Return True if this Protocol is a base class. Base classes should be marked with _label = None.

classmethod isBeta()[source]
isChild()[source]

Return true if this protocol was invoked from a workflow (another protocol)

isContinued()[source]

Return if running in continue mode (MODE_RESUME).

classmethod isDisabled()[source]

Return True if this Protocol is disabled. Disabled protocols will not be offered in the available protocols.

isInStreaming()[source]
classmethod isInstalled()[source]
classmethod isNewDev()[source]
classmethod isUpdated()[source]
iterDefinitionAttributes()[source]

Iterate over all the attributes from definition.

iterDefinitionSections()[source]

Iterate over all the section of the definition.

iterInputAttributes()[source]

Iterate over the main input parameters of this protocol. Now the input are assumed to be these attribute which are pointers and have no condition.

iterInputPointers()[source]

This function is similar to iterInputAttributes, but it yields all input Pointers, independently if they have value or not.

iterOutputAttributes(outputClass=None, includePossible=False)[source]

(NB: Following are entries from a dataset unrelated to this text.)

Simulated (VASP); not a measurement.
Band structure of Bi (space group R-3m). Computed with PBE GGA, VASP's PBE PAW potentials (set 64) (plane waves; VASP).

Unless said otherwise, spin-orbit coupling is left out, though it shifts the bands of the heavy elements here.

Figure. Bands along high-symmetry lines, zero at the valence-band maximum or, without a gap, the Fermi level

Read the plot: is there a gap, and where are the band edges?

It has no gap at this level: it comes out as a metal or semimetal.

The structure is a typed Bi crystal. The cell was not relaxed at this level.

Iterate over the outputs produced by this protocol.

legacyCheck()[source]

Hook defined to run some compatibility checks before display the protocol.

loadMappers()[source]

Open mapper connections from previous closed outputs.

loadSteps()[source]

Load the Steps stored in the steps.sqlite file.

makePathsAndClean()[source]

Create the necessary path or clean if in RESTART mode.

makeWorkingDir()[source]
methods()[source]

Return a description about methods about current protocol execution.

property numberOfSteps
processImportDict(importDict, importDir)[source]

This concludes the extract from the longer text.